Artist Mary Stephenson has been single for a while. Once, at a wedding, some guy took her aside to offer some feedback, commenting: “What a waste.”
Mary wasn’t necessarily offended, she says, but thought, “‘How interesting that we have all these perceptions of each other.’ And it made me think about my internalised anxieties about relationships or love – how obvious are they? And what is that we have planned for each other?”
In her latest project, My Man, she stages and photographs her romantic fantasies alongside clay partners, creating the scenes with painted backdrops and props – from an impressionism-style picnic, to a date at a noodle bar, via a domestic scene in the bath.
The men’s heads are made out of clay and their bodies are stuffed, like rag dolls; their eyes are closed. “It’s not meant to be about the men, they’re placeholder figures. You can read too much into people’s eyes, so if they were to have them, it would be too misleading. They put too much character and identity into people.”
Instead, My Man is about getting to the bottom of these fantasies and exploring whether she does actually want them, and where they came from in the first place.
“I find it quite difficult to detach my imagination from reality, and I think I tend to live in my projections quite a lot and get caught up in anticipation. So this is a way of controlling, constructing them, and almost playing out anxious thoughts.”
“Even if you start dating someone, the amount of images that go through your head at the start… are these valuable? Sometimes they feel much more vivid to me than real life. And what’s the difference? What I find interesting is the disconnect between our internalised thoughts and the way we construct things physically – choosing this café to come to chat, working in that office or wearing this jumper – what we want to portray about ourselves. I find that gap really confusing but forever interesting.”
Mary explains that during the staging of each scenario – which all take a considerable amount of preparation – there’s a lot of turmoil. “I find it hysterical when I’m making it. It’s quite frantic and I get caught up in small details. I think it’s very playful and fun, and I want it all to be humorous, but I do find that I end up feeling quite solemn.”
Her look in the pictures does come across as more melancholy than cheeky, and she confesses to even mourning each of her fake men.

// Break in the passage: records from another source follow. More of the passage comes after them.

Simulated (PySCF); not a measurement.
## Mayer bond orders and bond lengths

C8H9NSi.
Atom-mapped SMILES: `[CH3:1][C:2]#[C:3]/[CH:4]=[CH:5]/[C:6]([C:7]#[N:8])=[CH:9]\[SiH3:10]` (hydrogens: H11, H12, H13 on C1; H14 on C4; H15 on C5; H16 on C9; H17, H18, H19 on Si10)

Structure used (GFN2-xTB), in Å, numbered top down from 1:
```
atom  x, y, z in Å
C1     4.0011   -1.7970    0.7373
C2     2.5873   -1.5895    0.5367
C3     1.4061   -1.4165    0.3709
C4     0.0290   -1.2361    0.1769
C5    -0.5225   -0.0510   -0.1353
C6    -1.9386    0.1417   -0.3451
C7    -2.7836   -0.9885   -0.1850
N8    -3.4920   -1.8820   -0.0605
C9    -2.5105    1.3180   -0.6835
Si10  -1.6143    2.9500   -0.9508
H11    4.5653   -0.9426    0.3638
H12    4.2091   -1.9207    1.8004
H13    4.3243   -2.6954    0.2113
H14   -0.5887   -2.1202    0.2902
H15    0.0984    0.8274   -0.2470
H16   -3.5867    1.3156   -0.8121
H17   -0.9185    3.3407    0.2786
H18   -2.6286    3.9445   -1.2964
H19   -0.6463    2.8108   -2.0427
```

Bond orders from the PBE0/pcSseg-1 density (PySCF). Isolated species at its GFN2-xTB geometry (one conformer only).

“They’re very passive, and you’re constructing a whole scene that someone else is in. But what remains – the final piece – is someone sitting on their own, just in your own head. I think there’s a release in it, but there’s also a weird mourning period when I take them down. Not even that it’s to do with wanting a relationship or anything like that, it’s realising that they’re just ideas in your head. And the process of playing them out is more cathartic than the actual final piece, maybe.”
There is one picture that looks out of tone compared to the vulnerable, sparse feel the rest have: the house party scene.
“I normally put so much pressure on myself to create such a particular space and to photograph it on my own and have quite a specific idea,” Mary says. Here, I had to give it up to 25 people and just be like ‘it’s up to you now’. There was quite sweet relief in that.”
She traces back her obsession with the theatrical elements of life to being an identical twin and growing up with a “self-reference” in front of her. “You’ve got this marker of someone like you who is doing something really different; you look the same, have the same morals, but you’re playing out two different roles.”
Mary still hasn’t figured out where all her fleeting romantic images came from. “You don’t want to think all your ideas are from films and music, you want to be so much deeper than that! But maybe I’m not,” she laughs. Her real-life dates know about the project, too. “The ones who have heard about it generally find it very interesting and funny. I wonder whether they find it threatening or not! I don’t think they do.”
Seven clay dates in, she finds the process quite liberating, and says these date scenes don’t actually “evoke” that much for her. “The scenarios are definitely idealised from what’s been projected upon us and what we expect ourselves. There’s actually relief in feeling that I don’t want to be in those things. But then I have been dating clay men, so … Maybe there’s something else I need to work out!”, she laughs.